Final Design

Flow System Diagram

Physical System

1. Cold Gas Mixing Box

• Provided by Cohu, Inc

• Mix LN2 with either CDA / recirculated cold gas mixture

• 6 separate mixing chambers

• 6 inlets connected to the flow rate control manifold

• 1 main LN2 valve

• 6 individual LN2 zone valves for controlling LN2 input into individual mixing chambers

• All 7 valves are 24V DC solenoid on/off valves.

2. Merger

• Machined out of a 6061 Aluminum block

• Merge separate channels into a single channel

• Six 6.35mm (1/4’’) inlet

• One 12.7mm (1/2’’) outlet

 3. Heater

• Machined out of 6061 Aluminum block

• Emulate a 600-800 W load

• Five 300 W heating rods

• Groove endmilled to enhance heat transfer 

• Gasket sheet between lid and bottom for sealing

• Vent hole design for easy heating rod removal

 4. Compressor

• Provided by Cohu, Inc

• Scroll Laboratories, Inc. SCF-200/08 Oil-Free Scroll Compressor

• Provides a maximum of 80 kPa pressure increase across the inlet and outlet

• Sealed by the team using two aluminum plates bolted together using lead screws

5. Sump

• Modified based on an existing piece of equipment

• Stores excess gas

• Relieves system pressure -- 172 kPa (25psi) pressure relief valve installed

• Provides an initial CDA input used to flush the system.

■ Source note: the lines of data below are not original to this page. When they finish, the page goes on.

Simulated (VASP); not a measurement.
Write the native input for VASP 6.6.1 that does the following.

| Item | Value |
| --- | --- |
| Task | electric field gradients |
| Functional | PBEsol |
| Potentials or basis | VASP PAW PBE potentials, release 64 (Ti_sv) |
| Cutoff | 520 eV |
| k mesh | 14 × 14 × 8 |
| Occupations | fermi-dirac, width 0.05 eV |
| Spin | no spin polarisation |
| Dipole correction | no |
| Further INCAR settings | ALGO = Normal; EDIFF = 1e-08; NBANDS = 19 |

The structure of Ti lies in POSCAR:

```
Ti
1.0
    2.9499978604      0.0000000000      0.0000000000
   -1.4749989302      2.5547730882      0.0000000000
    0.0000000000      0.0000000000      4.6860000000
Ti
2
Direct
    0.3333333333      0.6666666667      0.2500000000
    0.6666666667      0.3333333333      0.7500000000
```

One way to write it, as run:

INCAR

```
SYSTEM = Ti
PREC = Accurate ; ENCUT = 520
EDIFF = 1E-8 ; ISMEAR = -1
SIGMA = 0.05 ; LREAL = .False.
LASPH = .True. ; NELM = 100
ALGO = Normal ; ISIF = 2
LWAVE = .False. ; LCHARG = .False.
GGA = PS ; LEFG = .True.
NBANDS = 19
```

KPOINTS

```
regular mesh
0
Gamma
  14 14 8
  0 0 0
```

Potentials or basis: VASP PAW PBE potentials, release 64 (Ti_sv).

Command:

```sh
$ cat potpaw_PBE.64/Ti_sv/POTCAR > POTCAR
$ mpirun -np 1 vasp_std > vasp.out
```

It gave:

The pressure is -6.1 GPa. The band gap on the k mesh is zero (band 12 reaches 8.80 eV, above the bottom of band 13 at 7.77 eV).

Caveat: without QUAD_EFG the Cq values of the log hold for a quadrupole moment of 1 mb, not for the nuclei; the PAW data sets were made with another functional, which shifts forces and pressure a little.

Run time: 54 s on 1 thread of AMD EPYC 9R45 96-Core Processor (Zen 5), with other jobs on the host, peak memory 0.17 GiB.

 6. Flow Rate Control Manifold

• Modified based on a sponsor provided cold gas mixing manifold

• Control the flow rate of the single channel input from the sump

• Separate input flow into six channels

• Output to the cold gas mixing manifold

  7. Temperature Acquisition

• Resistance Temperature Detectors: Platinum 1000

• Adhered to copper tubing via thermal paste and heat shrink

• Adafruit MAX31865 amplifying board

  • 4 wire measurement

  • Arduino compatible

   8. Pressure Acquisition

• Pressure transducers (-40℃ continuous operation, inexpensive)

• T junction mounting for low temperature usage of sensors not rated for low enough temperature

  • Small amount of gas trapped in the junction

  • Junction not insulated to warm up the trapped gas

  • Warm gas close to the sensor

  • Unaltered cold gas flows unimpededly in the main channel

  • Significantly saved budget

 9. Controller Overview

• Primary Arduino

  • Data acquisition

  • Negative feedback loop

    • For valve duty control

    • Use MOSFET for 24 VDC valve control

  • Logic controller for safety operation

• Secondary Arduino

  • Heater Controller

    • For heater wattage control

    • Use Solid State Relay (SSR) for AC heating rod control 

• Designated button for safe stopping sequence

  10. PID Feedback Controller

• Loop time 1000 ms, or frequency 1 Hz

• Valve duty cycle: 0.0 to 3.0 

  • Duty cycle of 3.0 indicates 6 valves opening together for 500 ms (50% of loop time);

  • LN2 valves and recirculated gas valve do not open at same time

• The controller consists of a offset duty cycle fine tuned by a PID controller

• Kp = 0.015; Ki = 0.004 ; Kd = 0.0005;

• Non-Linear Logical Modifications to the PID controller

  • Dynamic offset duty cycle

    • Take the average of the duty cycle if temperature is continuously ± 0.25℃ (±1 Ω) of reference and use as the offset value

    • More robust against system changes (heating power etc)

  • Modified integral term

    • Zero out integral term when temperature reaches ± 0.13℃ (±0.5 Ω) of reference

    • Limit fluctuation and integral wind-up